Wednesday, 28 October 2015

What is it with Nazis and Irish Stout?

First there was the deeply disturbing Nazi Guinness posters, now I've seen that one of the Beamish family married Hermann Göring:
“Carin was the great-great- granddaughter of William Beamish and her mother was Swedish – she met Goering in Sweden in 1920 and they married and settled in Munich, where she joined the Nazi party and she helped Goering escape after the failed Beer Hall putsch”

The report in the paper seems to contain a number of inaccuracies, as this link shows that Carin Göring's maiden name wasn't Beamish. But still, she was a direct descendant of the founder, and she did become an enthusiastic Nazi.

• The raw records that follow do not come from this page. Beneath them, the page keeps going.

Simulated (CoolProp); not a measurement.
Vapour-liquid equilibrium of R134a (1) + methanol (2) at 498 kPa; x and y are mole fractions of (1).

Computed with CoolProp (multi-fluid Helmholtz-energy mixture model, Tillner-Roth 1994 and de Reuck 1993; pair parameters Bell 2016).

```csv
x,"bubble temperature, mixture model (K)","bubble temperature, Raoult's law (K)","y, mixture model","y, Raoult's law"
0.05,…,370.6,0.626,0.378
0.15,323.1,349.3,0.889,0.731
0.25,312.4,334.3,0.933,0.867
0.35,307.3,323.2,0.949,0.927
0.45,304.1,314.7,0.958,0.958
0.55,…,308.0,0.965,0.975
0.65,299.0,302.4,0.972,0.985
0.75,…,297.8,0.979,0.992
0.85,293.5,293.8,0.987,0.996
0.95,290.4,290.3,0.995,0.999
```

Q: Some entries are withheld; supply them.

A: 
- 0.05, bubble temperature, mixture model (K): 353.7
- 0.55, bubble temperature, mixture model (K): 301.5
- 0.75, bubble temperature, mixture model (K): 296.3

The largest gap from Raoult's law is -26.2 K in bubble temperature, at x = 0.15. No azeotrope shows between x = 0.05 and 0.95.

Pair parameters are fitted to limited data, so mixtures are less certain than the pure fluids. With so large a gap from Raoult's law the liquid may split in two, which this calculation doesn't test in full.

This lead me to checking out the other big Irish stout to see if it too had a Nazi taint, but you'll be pleased to here the Murphys are militant anti-Nazis


  1. In 1945 Eamon De Valera, the Irish President, went to the German embassy in Dublin and signed the condolence book when Hitler shot himself in his bunker.

    1. De Valera was Taoiseach in 1945, not President, and condolences on the death of a foreign leader is normal protocol. Though I think that incident was one of several slightly childish shows of independence in the gap between Ireland adopting the constitution of a republic in 1937 and the UK recognising it in 1949.

      I'd be reasonably sure that Guinness's overtures to Nazi Germany were handled by company headquarters in London.

      And Carin, well, European high society in thrall to the Nazis isn't exactly news, and I gather she was a long way from her great-grandfather's brewing business. It's not like she was first in line to the throne, sorry, board of directors.

    2. Taoiseach?

      "Curry my yoghurt can coca coalyer"

  2. Irish nationalism, like all forms of nationalism, is a reactionary ideology for which I have no time. So I also take a dim view of people quoting bigoted pricks from the DUP. As to whether the Irish, British, or Swedish ruling class were more pro-nazi I don't really care, as I've no time for any of them either.

    But back to the stout. As a beer nerd the Beamish thing was enough to arouse my curiosity, though the link is indeed over egged.

  3. Maybe because - as one of the English teachers at our school said to a South African - it's mostly black but the white minority is still on top.